Capturing knowledge of manufacturing process capability from design data
This research introduces a data-driven framework for automating the acquisition of manufacturing process capabilities essential for on-demand cyber manufacturing. The framework follows two paths in parallel: it uses deep learning and Convolutional Neural Nets to identify features in parts (e.g., holes, gear teeth); it employs a sequence mining algorithm to identify common process sequences that realize parts.
Part data is a vector described with shape signatures (a compact abstraction of a shape for easier comparison, e.g., the distribution of pairwise distances of mesh vertices, aka. D2 distribution), material properties, and part quality metrics.
The framework demonstrates high accuracy and confidence, indicating its predictive strength for Computer Aided Process Planning (CAPP). Additionally, we have explored various shape descriptors for similarity search in previously manufactured parts, comparing non-machine learning methods like D2 distribution and spherical harmonics with machine learning methods using different representations of 3D part models. We have found that different shape signatures perform better with certain geometric representations, e.g., spherical harmonics perform best in general, while deep learning on point cloud excels for rotational invariance (suggestions do not depend on how the part sits in a coordinate system).
Furthermore, we have found that instead of determining how a new part should be manufactured as a classification, we can search for similar parts that exist in a database of previously manufactured parts, with the rationale is that a candidate manufacturer should nominally have produced parts with similar function and manufacturing process requirements. Similar parts can be retrieved by searching for the closest latent vector in the database, where the vector is formed after training a Variational Auto-Encoder where the input and output to a neural network are the same. The proposed method outperforms shape-only retrieval models and supervised learning models trained with either process or functional labels.

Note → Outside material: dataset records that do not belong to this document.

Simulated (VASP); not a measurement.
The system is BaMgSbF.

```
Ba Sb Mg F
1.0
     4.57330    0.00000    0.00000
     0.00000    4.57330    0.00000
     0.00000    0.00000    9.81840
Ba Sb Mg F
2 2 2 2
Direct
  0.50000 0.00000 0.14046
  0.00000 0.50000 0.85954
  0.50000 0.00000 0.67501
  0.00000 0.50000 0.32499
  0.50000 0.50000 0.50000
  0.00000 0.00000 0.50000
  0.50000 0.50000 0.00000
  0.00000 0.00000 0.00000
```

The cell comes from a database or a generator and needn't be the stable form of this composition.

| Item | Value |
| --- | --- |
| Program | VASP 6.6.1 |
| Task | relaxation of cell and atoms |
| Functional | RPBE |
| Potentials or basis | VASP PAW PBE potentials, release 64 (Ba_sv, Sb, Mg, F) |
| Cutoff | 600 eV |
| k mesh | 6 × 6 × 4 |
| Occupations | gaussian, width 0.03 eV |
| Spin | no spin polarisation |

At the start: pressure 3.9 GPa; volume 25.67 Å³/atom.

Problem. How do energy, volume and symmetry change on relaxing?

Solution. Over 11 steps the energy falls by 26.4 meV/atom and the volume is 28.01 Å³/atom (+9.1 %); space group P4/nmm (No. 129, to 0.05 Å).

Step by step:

Creating an ontology of design for additive manufacturing
Additive manufacturing gives designers new freedoms to create complex geometries and combine parts into one. However, it has its own limitations, and more importantly, there are less mature guidelines for designers to adopt. To formalize knowledge of design for additive manufacturing processes, we have developed an ontology using formal RDF and OWL representations in the Protégé tool. The knowledge is represented in terms of a set of subjects (abstract entities), object properties (relations or links among the entities). The subjects have a hierarchical structure where subclasses have a standard RDF:isA relationship with the superclass. This formal modeling approach also includes defining data properties (attributes of entities), cardinality rules, types of object properties (e.g., symmetric or directional relations), properties of subject sets (e.g., an entity being disjoint with other entities under a superclass), and cardinality rules. We demonstrate how information about building three types of design features were instilled in different modeling attempts. The features are revolute joint, thread assembly (screw connection), and slider-crank. How multiple instances (build events) are stored and retrieved in the knowledge base is discussed in light of different modeling decisions that were made in different versions of the ontology. A set of competency questions are described which help evaluate the sufficiency of the ontologies. Examples are given about how queries are formalized in SPARQL (the formal querying language for semantic web) and what can be retrieved. The formalized ontology not only provides a way to capture and describe meta-knowledge about design for additive manufacturing, but also creates a basis for documenting the existing ad-hoc information in the literature on guidelines for how to utilize the different additive processes and what their limitations are. Knowledge documentation is the main objective of the current ontology. However, representation of design rules in a structured modular hierarchy, and reasoning about these rules in addition to discovering new rules (e.g., generalizations with induction) are future directions and considered when modeling current ontologies.